Our colleagues at the online ArlNow news site reported on our chief’s presentation to the Falls Church City Council last week where he offered our paper’s services in a fight to counteract the devastating impact of the Trump administration’s federal workforce firings and contract cancellations. The article noted the response seemed “lukewarm” despite Mayor Letty Hardi’s comment following the presentation at the meeting by commenting, “We certainly appreciate all the contributions of the News-Press to this community, and how special it is we have a community paper.”
We can report more directly that “lukewarm” is hardly an understatement, our chief having met with the Mayor and Vice Mayor for an hour and a half discussing the subject late last week. Our Nicholas Benton proposed that with an increased City investment in the News-Press, the paper’s circulation readily be doubled or more to reach wider audiences in Arlington and Fairfax with steady news aimed at attracting people here thereby mitigating the precipitous decline in revenues at our local restaurants and entertainment venues as frightened and cautious federal employees and their families await the full impact of Trump’s policies in the coming months.
Many layoffs have already occurred in a region where federal jobs are a vital component of the economy, Falls Church having the highest percentage of its workforce in government jobs of all jurisdictions in the region, and almost all restaurateurs here have reported sharp dropoffs in their business. Fear of ICE raids has also exacerbated the problem.
Let us be clear, this problem is one that will hit all City residents directly in their pocketbooks as lower sales, meals and other tax revenue yields will add to a burden that residents will have to make up for in the coming period. The only way to offset these cuts is to attract more outside dollars and the News-Press is uniquely positioned to do this by reaching beyond the City borders to a wider audience.

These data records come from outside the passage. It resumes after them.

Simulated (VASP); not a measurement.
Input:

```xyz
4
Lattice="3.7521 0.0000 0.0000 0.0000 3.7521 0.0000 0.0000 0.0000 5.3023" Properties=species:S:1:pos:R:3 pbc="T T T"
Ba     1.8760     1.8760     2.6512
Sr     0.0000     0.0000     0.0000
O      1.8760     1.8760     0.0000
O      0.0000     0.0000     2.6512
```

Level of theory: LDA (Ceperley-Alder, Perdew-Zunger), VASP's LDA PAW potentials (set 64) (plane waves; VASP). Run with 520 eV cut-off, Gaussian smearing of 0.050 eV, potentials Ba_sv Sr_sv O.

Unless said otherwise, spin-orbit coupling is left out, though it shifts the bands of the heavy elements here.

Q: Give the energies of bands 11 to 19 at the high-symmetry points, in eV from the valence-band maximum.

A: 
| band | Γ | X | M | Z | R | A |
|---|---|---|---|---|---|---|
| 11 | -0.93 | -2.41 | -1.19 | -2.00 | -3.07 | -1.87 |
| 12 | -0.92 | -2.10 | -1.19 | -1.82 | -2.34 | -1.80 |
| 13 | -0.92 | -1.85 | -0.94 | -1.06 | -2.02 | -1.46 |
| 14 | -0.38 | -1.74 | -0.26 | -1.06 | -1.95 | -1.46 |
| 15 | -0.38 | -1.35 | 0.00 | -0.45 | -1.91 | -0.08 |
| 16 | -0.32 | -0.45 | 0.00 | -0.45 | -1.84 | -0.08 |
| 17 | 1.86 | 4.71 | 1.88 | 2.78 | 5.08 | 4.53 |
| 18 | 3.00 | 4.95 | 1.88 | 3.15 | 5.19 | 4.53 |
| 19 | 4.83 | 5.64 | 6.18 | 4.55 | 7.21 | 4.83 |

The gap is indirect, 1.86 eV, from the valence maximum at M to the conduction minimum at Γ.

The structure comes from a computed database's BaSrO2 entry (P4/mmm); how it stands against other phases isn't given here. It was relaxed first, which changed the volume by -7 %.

Falls Church, Benton said, with the opening of the Paragon Movie Theaters at Founder’s Row, is now ready to market itself as a bonafide regional destination with four nodes of dining and entertainment along a Route 7 strip through its 2.2 square miles. The Hoffman Company’s West End development, the Founders Row with its world class restaurants and the Paragon theater complex, the City center where the new flagship Whole Foods has also just opened, and the “Little Saigon” nexus at the Eden Center represent a totally unique attraction to the five million people in the greater Washington D.C. “DMV” area. This is a “Restaurant Row” of truly massive potential.
So, expanding the News-Press’ distribution into a wider market can capitalize on this. Beyond simply an immediate return on investment, the benefit to everyone in Falls Church would be incalculable. And, It would take only four votes out of seven on the Falls Church City Council, and the internal fortitude to get them, to make it happen.